MULTITASK fills a Bushwick warehouse with NYC’s rising designer talent and some heavy rave vibes.

Andrew Nunes

All photos by Andrew Nunes. All clothing courtesy of MULTITASK 14.0 designers

The part-independent fashion designer showcase part-day rave known as MULTITASK held its 14th edition at Studio 301 NYC, a gallery and occasional event space in the Industrial Park section of East Williamsburg. Twenty designers, six DJs and live performers, and dozens of nonstop grooving shoppers filled the warehouse space for nearly 10 hours, starting in the afternoon and lasting until booze supplies ran dangerously low at 11PM.

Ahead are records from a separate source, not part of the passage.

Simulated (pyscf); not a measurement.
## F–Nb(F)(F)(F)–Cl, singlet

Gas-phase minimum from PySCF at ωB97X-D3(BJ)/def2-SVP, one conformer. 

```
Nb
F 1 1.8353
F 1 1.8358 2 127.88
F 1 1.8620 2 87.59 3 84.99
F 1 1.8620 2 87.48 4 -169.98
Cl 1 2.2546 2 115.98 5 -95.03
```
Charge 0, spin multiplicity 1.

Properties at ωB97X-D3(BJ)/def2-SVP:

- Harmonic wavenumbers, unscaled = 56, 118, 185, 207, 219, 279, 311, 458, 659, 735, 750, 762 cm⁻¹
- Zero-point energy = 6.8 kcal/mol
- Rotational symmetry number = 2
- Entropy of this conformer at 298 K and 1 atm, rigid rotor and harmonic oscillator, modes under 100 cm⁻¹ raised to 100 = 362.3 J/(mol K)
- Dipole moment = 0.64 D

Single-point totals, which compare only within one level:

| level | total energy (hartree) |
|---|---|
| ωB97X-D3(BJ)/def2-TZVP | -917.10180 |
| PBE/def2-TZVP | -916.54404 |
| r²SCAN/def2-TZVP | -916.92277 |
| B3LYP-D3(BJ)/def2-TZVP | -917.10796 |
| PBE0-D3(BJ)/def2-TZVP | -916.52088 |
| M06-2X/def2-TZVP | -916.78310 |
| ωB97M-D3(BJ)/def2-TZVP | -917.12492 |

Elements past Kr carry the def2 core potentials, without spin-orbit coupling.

Beyond the mostly untouched warehouse walls, nothing at MULTITASK 14.0 was tame. The attendees, a mix of flashy club kids, cyber goths, and classic Bushwick types bustled with energy that was only ignited further by the animated performance of singer Xhosa, decked out in an a bright green ensemble with matching green lipstick. Pictureplane, whose clothing line Alien Body was on sale at the event, and rapper Jay Boogie had notable performances throughout the evening.

The event’s crowning achievement came in the form of its clothing wares. Mostly toting unreleased, futuristic apparel, and accessories unlike anything seen at NYFW, the 25 designers on display represented an avant-garde underbelly of collective genius.

While many of these designers lie outside the mainstream fashion narrative, it’s evident that they’ve opted to create their own community instead, with interweaving influences among them. The intermingled influences of these designers can be noted in their joint efforts to break pre-set boundaries of how an article of clothing should function with emphasis on form over function.

This can be noted in the Double Puff Coat by WHATEVER 21, a fusion of two puffer jackets stitched together into a singular, four-armed parka.

A long velvet trench coat with an exposed leg opening courtesy of Elkel not only deconstructed the functionality of outer wear, but it managed to look like an article of clothing fit for both medieval royalty and a character from The Matrix.

Already a perennial favorite and featured earlier this year on the cover of Harper’s Bazaar Kazakhstan the echo hats by H E I D I L E E are continuous, bejeweled masks bound together to make majestically eerie headwear unlike anything else on the market.

All in all, MULTITASK 14.0 was a bold example of the NYC’s underground fashion scene. We can only wait for organizers Brian Whatever (of WHATEVER 21) and Mackswell Sherman (of Moves Concept Store) to put on another edition in the near future.